Stephen Fischer, a spokesman for the FBI division that runs the bureau’s Facial, Fingerprint and Iris databases – collectively called the Next Generation Identification system (NGI) – said: “the FBI requested the recovered fingerprints be compared against multiple databases such as the FBI’s NGI database, the Department of Homeland Security’s biometric database and other foreign fingerprint databases.” He added that the “searches resulted in numerous individuals of multiple nationalities being identified through fingerprint analysis.”

Neither FBI nor DHS officials would provide specific statistics. Fritzcshe’s office, formerly the U.S. Visitor and Immigration Status Indicator Technology Program, was established in March 2013, to help America detain foreigners who pose a risk to the United States.

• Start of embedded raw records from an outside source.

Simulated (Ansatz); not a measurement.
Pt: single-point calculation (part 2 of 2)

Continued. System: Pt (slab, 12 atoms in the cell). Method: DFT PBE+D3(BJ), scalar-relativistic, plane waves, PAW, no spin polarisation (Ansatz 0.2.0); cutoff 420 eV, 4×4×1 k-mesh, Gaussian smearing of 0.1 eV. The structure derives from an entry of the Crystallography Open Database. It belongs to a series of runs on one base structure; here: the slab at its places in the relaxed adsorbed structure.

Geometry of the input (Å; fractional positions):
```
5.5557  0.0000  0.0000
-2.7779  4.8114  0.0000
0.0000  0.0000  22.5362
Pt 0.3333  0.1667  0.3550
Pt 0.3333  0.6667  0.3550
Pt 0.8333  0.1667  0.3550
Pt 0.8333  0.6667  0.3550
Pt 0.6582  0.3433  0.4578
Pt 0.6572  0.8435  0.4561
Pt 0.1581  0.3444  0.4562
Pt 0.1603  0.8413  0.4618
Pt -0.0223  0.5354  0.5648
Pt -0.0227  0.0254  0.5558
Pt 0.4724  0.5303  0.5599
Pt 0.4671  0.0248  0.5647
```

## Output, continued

According to a recent report by The Australian, an international team will revisit the crash site one last time next week, in the hopes of spotting the remains of three passengers still missing. The unaccounted-for victims are all Dutch citizens. The 295 other air flight passengers included U.S., British, Australian, German, and Malaysian nationals, among others.

Flight MH17 was allegedly hit by a ground-to-air missile operated by pro-Russian separatists. The plane went down in a region contested by Ukrainian and pro-Russian militants. The flight had been originally planned for December 2014, but was postponed because of the ongoing conflict and due to bad weather.